Let your labors be confin'd mostly to those around you in your own circle.
The future duties to be given to some of us in the worlds to come by an omniscient God will require of us an earned sense of esteem as well as proof of our competency. Thus the tests given to us here are given not because God is in doubt as to the outcome, but because we need to grow in order to be able to serve with full effectiveness in the eternity to come. Further, to be untested and unproven is also to be unaware of all that we are. If we are unknowing of our possibilities, with what could we safely be entrusted? Could we in ignorance of our capacities trust ourselves? Could others then be entrusted to us? Thus the relentless love of our Father in heaven is such that in His omniscience, He will not allow the cutting short some of the brief experiences we are having here. To do so would be to deprive us of everlasting experiences and great joy there. What else would an omniscient and loving Father do, even if we plead otherwise? He must at times say no. Furthermore, since there was no exemption from suffering for Christ, how can there be one for us? Do we really want immunity from adversity? Especially when certain kinds of suffering can aid our growth in this life? To deprive ourselves of those experiences, much as we might momentarily like to, would be to deprive ourselves of the outcomes over which we shouted with anticipated joy when this life's experiences were explained to us so long ago, in the world before we came here.
God carefully scales "all these things," since we cannot bear all things now. He has told us: "Behold, ye are little children and ye cannot bear all things now; ye must grow in grace and in the knowledge of the truth." (D&C 50:40.) We will not be able to say shruggingly at judgment time, "I was overcome by the world because I was overprogrammed or overtempted." For the promises are that temptation can either be escaped or endured. (1 Corinthians 10:13.) The promise is also that throughout tribulation God's grace is sufficient for us—He will see us through. (2 Corinthians 12:9; Ether 12:26-27.) Thus, for a host of reasons, correct conduct under stress is more likely when one has correct expectations about life. If we understand the basic purpose of life, we will find it easier to see purpose in our own life.
Isn't it interesting that of the many ways in which the Lord might have phrased the object of the "thou shalt" in the second great commandment, He chose the word neighbor—not mankind, not organizations, not people, and not society, but neighbor. In keeping the second great commandment, the most significant and basic service we can regularly render unto others will emerge from our most basic roles—as brothers and sisters, as parents, as neighbors, as disciples. What we do vocationally and professionally matters, of course—and sometimes very much. But those of us who try to escape from, or neglect, our basic roles will find that we have only made the effective keeping of the second great commandment even more difficult. Keeping the commandments and sharing the gospel of Jesus Christ are the two most relevant things we can do to assist our fellowman in our time. In addition to keeping the second commandment by direct service to others, what a service we render others when we do not commit adultery or steal, even though these become more and more fashionable!

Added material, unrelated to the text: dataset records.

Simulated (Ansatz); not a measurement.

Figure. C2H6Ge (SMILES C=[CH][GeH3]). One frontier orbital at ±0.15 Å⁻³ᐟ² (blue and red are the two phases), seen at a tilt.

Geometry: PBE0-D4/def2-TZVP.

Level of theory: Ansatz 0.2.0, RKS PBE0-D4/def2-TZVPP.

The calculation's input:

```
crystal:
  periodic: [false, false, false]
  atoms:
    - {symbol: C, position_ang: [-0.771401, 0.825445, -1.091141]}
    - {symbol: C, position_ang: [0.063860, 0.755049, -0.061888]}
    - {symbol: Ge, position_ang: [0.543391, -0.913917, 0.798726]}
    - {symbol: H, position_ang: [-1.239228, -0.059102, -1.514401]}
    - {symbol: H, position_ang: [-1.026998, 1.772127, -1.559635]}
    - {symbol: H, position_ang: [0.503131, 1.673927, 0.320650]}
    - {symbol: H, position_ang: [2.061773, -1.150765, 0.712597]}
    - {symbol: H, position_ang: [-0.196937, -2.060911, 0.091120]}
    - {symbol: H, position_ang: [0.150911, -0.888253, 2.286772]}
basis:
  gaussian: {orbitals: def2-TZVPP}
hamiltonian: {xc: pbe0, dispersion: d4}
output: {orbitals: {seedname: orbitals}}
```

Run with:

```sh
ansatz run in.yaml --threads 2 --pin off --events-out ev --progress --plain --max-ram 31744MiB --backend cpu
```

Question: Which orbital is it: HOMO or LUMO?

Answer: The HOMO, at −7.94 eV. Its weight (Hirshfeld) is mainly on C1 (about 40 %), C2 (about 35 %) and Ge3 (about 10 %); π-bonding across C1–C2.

Let us think of service not only as giving, but also as receiving righteously. Parenthetically, one of the many reasons some of today's children have not learned to give is that some parents do not know how to receive.
Let us in our professional and vocational chores serve with excellence even if others care more and more about pay and less and less about quality in their workmanship.
Our capacity to grow and to assist each other depends very much upon our being "willing to communicate." (1 Timothy 6:18) Communication includes proper measures of counsel, correction, and commendation. Since we depend upon each other to supply these ingredients in our lives, our insensitivity in communicating can be far more damaging than we realize. When we "pass by" others and "notice them not," a degree of deprivation occurs. (Mormon 8:39.) One of the ways, therefore, we will be "proved herewith" is our determination as to whether or not we love others enough to give and to receive such vital communications. We may quickly say that communicating thusly with those close to us is difficult; indeed, it is, but with whom else is it really possible? Are not the people proximate to us our tiny portion of humanity, given to us by God as our social stewardship? We can scarcely attain that attribute of sainthood—being "full of love" (Mosiah 3:19)—unless we are willing to communicate by giving and receiving appropriate counsel, correction, and commendation.
Yes, one of the great challenges of life is for us not to give justifiable offense, nor to be offended. This can be more easily avoided if our brotherhood and sisterhood are real—and if we are willing to communicate, including the difficult giving and receiving of counsel, correction, and commendation. Helping relationships always involve some weighty communications. The true Christian is a communicator.
It is so easy to pass by, especially when we are busy and when we are on the equivalent of the other side of the street. We are busy being busy. We are often actually less generous with our time than with our money. We keep forgetting where our time comes from!
We ought to listen as carefully to those we supervise as to those who supervise us. You and I are usually pretty good at paying attention upward, but we are not nearly as good at heeding that which comes from other directions. Likewise, while parents are to teach their children, my, how we can learn from them at times!
We should, therefore, without being artificial, regularly give deserved, specific praise. One of the reasons for doing this is that we are all so very conscious of our shortcomings that it takes a persistent pattern of appreciation to finally penetrate. We are so certain, sometimes, we do not really have a particular skill or attribute that we severely discount praise. One of the reasons we need regular praise from "outside auditors" is to offset the low level of self-acknowledgment most of us have.
Commending communications ought to flow from us without too much concern with "the balance of trade." There is a straight and narrow path of communication, and off to each side are the perils and pitfalls of poor communication that is too caustic, too flattering, too little, too much, too general, too narrow, too soon, and too late. In the case of commendation in particular, sometimes it comes too late to be maximally helpful. Further, if we are not careful (and there is this tendency sometimes in the Church), we may be a little artificial and flowery. We are quick to discern undeserved praise, which we then discount—along with the credibility of the giver. Sometimes we even communicate too soon. We have all had the experience as parents of being so anxious to praise our children that we sometimes overpraise them before their job is done.
We ought to build a climate around us in which we are, in all situations, open to the comments of others. We should not make it too expensive emotionally for others to try to communicate with us. If it is too hard to do so, people will just pull back. If we are too well protected and too well defended, they are not going to extend themselves overmuch in an effort to communicate with us. It is difficult to say which is most dangerous—the mote in one's eye or the moat around his "castle" that keeps out the needed communications, involving correction, counsel, or commendation.